Based on the 2001 Dark Horse comic of the same name, R.I.P.D. has a clever title and a not-bad premise to work with. Schwentke provides some pretty cool visuals, from the Men in Black-esque headquarters to the Ghostbusters-esque monsters. But therein is the rub – the visuals, while cool in and of themselves, remind you of something else. I don’t have a problem with borrowing – even borrowing liberally – from other visual looks but I don’t recall anything in the movie that looked especially unique.

Reynolds has gotten a lot of flack lately for his appearances in subpar movies (much as Ben Affleck did a few years back) which I think is patently unfair – Reynolds is charming and appealing but his character doesn’t really play to those strengths. Here he’s kind of grim and obsessive and that really isn’t his forte; when Reynolds is at his best he’s a bit of a smartass, like his work as Deadpool in X-Men Origins: Wolverine (and when is his Deadpool movie coming out 20th Century Fox executives? We’re waiting!). Had his role been a lot lighter, the movie would have been better. Instead, he’s essentially a straight man for Jeff Bridges.

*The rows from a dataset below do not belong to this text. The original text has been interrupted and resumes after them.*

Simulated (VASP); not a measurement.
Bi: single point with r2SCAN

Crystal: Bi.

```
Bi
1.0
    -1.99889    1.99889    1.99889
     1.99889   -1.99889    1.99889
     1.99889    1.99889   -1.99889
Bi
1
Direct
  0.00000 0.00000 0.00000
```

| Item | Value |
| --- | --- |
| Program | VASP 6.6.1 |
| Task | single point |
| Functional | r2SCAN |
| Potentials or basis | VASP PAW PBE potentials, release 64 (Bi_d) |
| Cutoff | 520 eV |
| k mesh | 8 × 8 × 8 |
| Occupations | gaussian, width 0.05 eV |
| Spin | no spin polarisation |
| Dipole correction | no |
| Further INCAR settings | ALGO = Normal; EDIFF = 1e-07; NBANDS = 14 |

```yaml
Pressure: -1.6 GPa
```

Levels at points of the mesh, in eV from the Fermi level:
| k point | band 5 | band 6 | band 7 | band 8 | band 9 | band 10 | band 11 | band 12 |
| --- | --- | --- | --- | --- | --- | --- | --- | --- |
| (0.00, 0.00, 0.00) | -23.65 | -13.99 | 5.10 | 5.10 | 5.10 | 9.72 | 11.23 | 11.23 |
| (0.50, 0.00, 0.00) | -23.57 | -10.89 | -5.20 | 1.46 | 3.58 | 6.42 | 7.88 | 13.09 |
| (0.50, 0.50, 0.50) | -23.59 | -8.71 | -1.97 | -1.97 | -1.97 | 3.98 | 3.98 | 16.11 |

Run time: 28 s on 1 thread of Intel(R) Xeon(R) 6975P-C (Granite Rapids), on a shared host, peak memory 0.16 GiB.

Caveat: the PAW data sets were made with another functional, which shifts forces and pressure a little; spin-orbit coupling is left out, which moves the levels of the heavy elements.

And there’s no shame in that. Bridges is a terrific actor and he hams it up here for all its worth, which is considerable. He goes on and on about having a coyote gnaw on his bones after his demise which gets a bit tiresome but then his character is supposed to be tiresome. Kevin Bacon knows how to be a smooth, vicious baddie and he pulls it off here.

The worst crime this movie commits though is a lack of energy. There’s no sense of fun here, like the cast and crew were performing a chore rather than having a good time. This is the kind of movie that should be made with a twinkle in the eye and a sly wink to the audience but you don’t get that sense here. The elements are all there for a really good summer movie but the whole doesn’t add up to the sum of its parts. It’s not as bad as the critics say it is – but it isn’t as good as it could have been either.

REASONS TO GO: Clever premise. Bacon and Bridges do some fine work.

REASONS TO STAY: Feels flat. Derivative.

FAMILY VALUES:  A lot of violence, much of it of the Looney Tunes variety. Some sexuality and a bit of language (including some suggestive dialogue).

TRIVIAL PURSUIT: This marks the fourth film based on a comic book that Ryan Reynolds has appeared in to date.

CRITICAL MASS: As of 7/29/13: Rotten Tomatoes: 12% positive reviews. Metacritic: 25/100; the reviews were dreadful, coming as a surprise to no one.

COMPARISON SHOPPING: Beetlejuice

FINAL RATING: 6/10

NEXT: Fruitvale Station

Premium Rush


Premium Rush

Just because there’s a cab behind you doesn’t mean you’re on the right road.

(2012) Action (Columbia) Joseph Gordon-Levitt, Michael Shannon, Dania Ramirez, Jamie Chung, Sean Kennedy, Wole Parks, Aasif Mandvi, Kymberly Perfetto, Christopher Place, Brian Koppelman, Boyce Wong, Jimmy P. Wong, Darlene Violette. Directed by David Koepp

 

Some movies have a great deal of depth. They require thought, concentration and a bit of contemplation to truly appreciate properly. Then there are movies like this one; the cinematic equivalent of a double shot of espresso with a Red Bull chaser.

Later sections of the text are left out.